Although companies understand that it is against the law to use a hand-held mobile phone while driving following a law introduced last year, it is still unclear what constitutes a hands-free phone call.
A meeting of the London East division of the Association of Car Fleet Operators heard a variety of differing interpretations of the law.
Some members believed the phone had to be in a fixed cradle to make it hands-free, while others thought it could be loose as long as it could not be touched during a call.
And fleet operators criticised retailers for not doing enough to help drivers and companies purchasing mobile phones to understand their responsibilities.
One fleet decision-maker at the meeting asked: ‘Why are retailers not taking the law into account when they sell mobile phones with earpieces?
‘They need to take a standard approach to informing buyers.’
Members said they could not be certain whether a bluetooth phone, which would be loose in the car but would not need to be touched to answer a call, would be seen as hands-free. Some believed it was within the law, while others were less certain.
One member said: ‘I have talked to the police and they told me that if the phone is not fixed to the dashboard, then it is not legal to use while driving.’

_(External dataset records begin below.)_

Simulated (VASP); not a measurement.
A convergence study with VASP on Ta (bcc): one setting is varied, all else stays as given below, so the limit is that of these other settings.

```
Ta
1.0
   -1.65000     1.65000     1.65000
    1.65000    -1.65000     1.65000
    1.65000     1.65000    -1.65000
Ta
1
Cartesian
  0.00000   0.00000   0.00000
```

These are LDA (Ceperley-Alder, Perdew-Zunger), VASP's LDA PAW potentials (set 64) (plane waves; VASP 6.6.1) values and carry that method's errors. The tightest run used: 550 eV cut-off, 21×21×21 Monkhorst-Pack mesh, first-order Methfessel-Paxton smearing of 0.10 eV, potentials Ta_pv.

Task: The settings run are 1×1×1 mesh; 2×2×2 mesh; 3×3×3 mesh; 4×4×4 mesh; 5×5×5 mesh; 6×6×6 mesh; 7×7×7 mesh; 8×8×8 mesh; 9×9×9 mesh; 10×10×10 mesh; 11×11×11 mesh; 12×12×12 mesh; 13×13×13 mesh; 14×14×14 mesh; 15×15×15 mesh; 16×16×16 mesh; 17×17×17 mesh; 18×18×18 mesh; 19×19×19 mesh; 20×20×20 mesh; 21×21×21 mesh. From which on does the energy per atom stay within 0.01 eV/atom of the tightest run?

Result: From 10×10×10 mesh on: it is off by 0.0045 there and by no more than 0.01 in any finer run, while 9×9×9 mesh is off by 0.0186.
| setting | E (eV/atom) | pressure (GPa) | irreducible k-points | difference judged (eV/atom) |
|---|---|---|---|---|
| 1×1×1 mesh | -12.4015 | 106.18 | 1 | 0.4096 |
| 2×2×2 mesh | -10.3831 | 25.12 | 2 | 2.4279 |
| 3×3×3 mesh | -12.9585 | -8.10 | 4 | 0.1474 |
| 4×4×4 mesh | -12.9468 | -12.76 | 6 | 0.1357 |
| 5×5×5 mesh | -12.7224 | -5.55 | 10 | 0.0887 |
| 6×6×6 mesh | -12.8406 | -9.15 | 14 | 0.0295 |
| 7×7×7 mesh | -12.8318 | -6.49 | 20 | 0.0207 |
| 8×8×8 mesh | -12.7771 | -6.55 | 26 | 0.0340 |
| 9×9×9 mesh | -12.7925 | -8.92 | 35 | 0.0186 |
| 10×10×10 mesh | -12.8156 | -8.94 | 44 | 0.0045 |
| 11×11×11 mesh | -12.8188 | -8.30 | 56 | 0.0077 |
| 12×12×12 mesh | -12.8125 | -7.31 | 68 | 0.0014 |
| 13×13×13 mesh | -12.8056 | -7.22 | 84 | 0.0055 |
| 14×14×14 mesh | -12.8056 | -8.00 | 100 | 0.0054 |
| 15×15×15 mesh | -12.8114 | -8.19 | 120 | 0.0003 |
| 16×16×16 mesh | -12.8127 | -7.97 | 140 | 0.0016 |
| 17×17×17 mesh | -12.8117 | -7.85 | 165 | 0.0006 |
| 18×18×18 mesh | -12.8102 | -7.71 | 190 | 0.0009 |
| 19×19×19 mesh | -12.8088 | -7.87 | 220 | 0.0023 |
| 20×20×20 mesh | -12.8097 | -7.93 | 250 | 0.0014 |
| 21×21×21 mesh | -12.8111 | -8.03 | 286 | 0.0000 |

Another said: ‘A lot of companies may have missed a vital issue when printing their drivers’ handbooks.’
Since the introduction of the law, many risk management experts have recommended that employers ban drivers from making calls on any phone, whether hand-held or hands-free.
Instead, they believe drivers should be encouraged to pull over at regular intervals to check their phone messages. Such a practice, they say, would also avoid drivers spending too long behind the wheel at one time, another potential cause of accidents.